Poe’s dream lands

Images from the University of Adelaide © 2014

“Dream-Land” (1844) and “The Haunted Palace” (1839) are, perhaps, the best exemplars of what I call Edgar Allan Poe’s ‘Netherworld’ poems and may be considered as companion pieces.  Other examples of the trope are Poe’s “Fairy Land” (1829), “The City in the Sea” and “The Valley of Unrest” (both 1831). In all of these poems, Poe paints fantastic, imaginary landscapes that may properly be thought to symbolize the human psyche, or important aspects of it.

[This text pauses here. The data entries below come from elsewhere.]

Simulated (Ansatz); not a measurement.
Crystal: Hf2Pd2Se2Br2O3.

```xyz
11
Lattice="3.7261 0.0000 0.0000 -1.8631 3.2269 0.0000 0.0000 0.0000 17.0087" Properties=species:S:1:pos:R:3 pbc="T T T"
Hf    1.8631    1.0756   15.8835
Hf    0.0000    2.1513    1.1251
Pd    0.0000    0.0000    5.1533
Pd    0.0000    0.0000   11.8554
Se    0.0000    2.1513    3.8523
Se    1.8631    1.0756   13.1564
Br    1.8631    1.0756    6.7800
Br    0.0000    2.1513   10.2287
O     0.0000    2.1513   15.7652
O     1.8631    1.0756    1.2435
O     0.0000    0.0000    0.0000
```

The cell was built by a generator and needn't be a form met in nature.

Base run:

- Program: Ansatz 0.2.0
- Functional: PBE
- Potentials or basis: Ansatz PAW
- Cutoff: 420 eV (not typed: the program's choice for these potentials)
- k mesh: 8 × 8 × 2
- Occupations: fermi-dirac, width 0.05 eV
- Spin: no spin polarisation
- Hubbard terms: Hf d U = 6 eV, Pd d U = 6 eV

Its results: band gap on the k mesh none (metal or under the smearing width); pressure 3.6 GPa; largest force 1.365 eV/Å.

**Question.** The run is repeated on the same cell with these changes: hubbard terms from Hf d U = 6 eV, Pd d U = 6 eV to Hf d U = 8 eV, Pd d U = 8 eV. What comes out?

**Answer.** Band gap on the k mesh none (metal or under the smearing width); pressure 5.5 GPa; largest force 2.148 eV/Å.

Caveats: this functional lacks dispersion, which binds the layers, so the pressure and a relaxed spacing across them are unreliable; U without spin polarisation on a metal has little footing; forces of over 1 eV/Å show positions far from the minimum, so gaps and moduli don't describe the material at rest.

We recognize the correspondence between “Dream-Land” and “Haunted Palace,” first of all, in the structure of the poems.  The opening lines of “Dream-Land” establish its setting as, “By a route obscure and lonely/Haunted by ill angels only;” and “Palace” begins, and is set, by contrast, “In the greenest  of our valleys/By good angels tenanted” (emphases mine). In both poems, Poe describes the experiences of visitors to either place:

In “Dream-Land,”

There the traveller meets aghast
Sheeted Memories of the Past;
Later,

But the traveller, traveling through it,
May not—dare not openly view it
And in “Palace,” introduced in “The Fall of the House of Usher,” we are told that,

Wanderers in that happy valley,
Through two luminous windows, saw
Spirits moving musically,
To a lute’s well-tuned law
Later,

And travellers now, within that valley,
Through the red-litten windows see
Vast forms, that move fantastically
To a discordant melody
These passages establish that the realms they describe are but transitory states, not permanent ones. One other important similarity that links the poems is the anatomical reference to the human head, which further highlights the symbolism for the psyche. In “Dream-Land,” a “King” forbids “The uplifting of the fringéd lid” (i.e., the eye-lid), “And thus the sad Soul that here passes/Beholds it but through darkened glasses”—a nice play on words to describe how a dreamer, whose eyes are presumably closed, ‘sees’ Dream-Land with her eyes closed. By contrast, in “Palace,” as noted above, visitors can view its environs “Through two luminous windows” (once again, the eyes—here, open).
As we can see, the two poems are like bookends, giving us a contrast between what is viewed with eyes wide open (“Palace”) and what is viewed when asleep (“Dream-Land”). But, in Poe, the contrast is never absolute, because he blurs the distinction between reality and dreaming: both ways of seeing provide a warped view and it is treacherous to assume that waking reality is more reliable than dreams. In “A Dream” (1827), Poe contrasts the “visions of the dark night” (i.e., dreams), to the “waking dream of life and light” (i.e., reality), and this contrast is the running theme through much of Poe’s poetry.
“Dream-Land” and “The Haunted Palace” set up (literally) a head-to-head contest. The result, as it is in other poems, is that dreams, which may not promise certainty, at least provide serenity and relief (“For the heart whose woes are legion/’Tis a peaceful, soothing region”), and waking reality, which delivers the world as it is, may be clouded over by nostalgic melancholy, and results in actual horror (Poe describes memories that overpower moments as akin to seeing “A hideous throng rush out forever” laughing but never smiling—a mocking horde of ghosts).
Needless to say, Poe prefers an escapist “Dream-Land” to a real-life “Haunted Palace.”